Auto-archive on PR close archives long-lived "hub" sessions prematurely — scope it to PR ownership
Summary
The "Auto-archive on PR close" setting archives sessions that aren't finished units of work — specifically long-lived sessions whose role is to merge other sessions' PRs. When one of those other PRs closes, the still-active session is archived out from under the user.
Repro
- Enable Settings → Auto-archive on PR close.
- Keep one long-lived session open as a "hub" — you use it to review and merge other sessions' PRs (e.g. you run
gh pr merge <N>there, or use a tool/skill that merges another session's PR). - Have a second, separate session that owns a feature branch + PR. Merge that PR from the hub session.
- Observed: the hub session gets archived when the other session's PR closes — even though it has unfinished work and never owned that PR.
- Expected: only the session that owns the merged PR (the one whose worktree branch is that PR's head branch) should auto-archive.
Suspected root cause
The trigger appears keyed on association ("a PR this session interacted with closed") rather than ownership ("this session's own branch PR merged").

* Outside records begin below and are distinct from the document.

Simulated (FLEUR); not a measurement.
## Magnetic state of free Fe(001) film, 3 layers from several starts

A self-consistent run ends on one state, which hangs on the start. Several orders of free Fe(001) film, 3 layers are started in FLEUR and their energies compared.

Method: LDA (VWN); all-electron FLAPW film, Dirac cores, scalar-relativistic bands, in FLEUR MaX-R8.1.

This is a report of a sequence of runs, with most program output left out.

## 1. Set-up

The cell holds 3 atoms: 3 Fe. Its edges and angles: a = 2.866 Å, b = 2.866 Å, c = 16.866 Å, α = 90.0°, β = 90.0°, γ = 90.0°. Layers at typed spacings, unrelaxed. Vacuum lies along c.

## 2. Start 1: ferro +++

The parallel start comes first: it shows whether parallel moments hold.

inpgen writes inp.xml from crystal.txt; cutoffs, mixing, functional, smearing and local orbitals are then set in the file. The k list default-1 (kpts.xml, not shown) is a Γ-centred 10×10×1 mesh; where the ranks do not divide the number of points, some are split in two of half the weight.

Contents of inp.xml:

Proposed fix — ownership-scoped trigger
Auto-archive a session only when ALL of these hold:
- the session's working directory is a dedicated git worktree (not the main checkout / repo root), and
- the merged PR's head branch == that worktree's checked-out branch (the session owns the PR; it didn't merely run the merge on someone else's), and
- the session has no other open PR whose head branch it owns.
Sessions running from the repo root (which own no feature branch) would then never auto-archive — the desired behavior for hub / coordinator / inbox sessions.
Secondary request (optional)
Scheduled / recurring agents spawn one retained session per run; these pile up with no owning PR, so the ownership rule above won't reach them. A "keep the latest N runs per scheduled task, archive older" retention option would clear them separately.
Note for any programmatic workaround
The archive_session MCP tool is unavailable in unsupervised / headless mode, so this can't be worked around by a scheduled agent — the fix needs to live in the in-app auto-archive feature itself.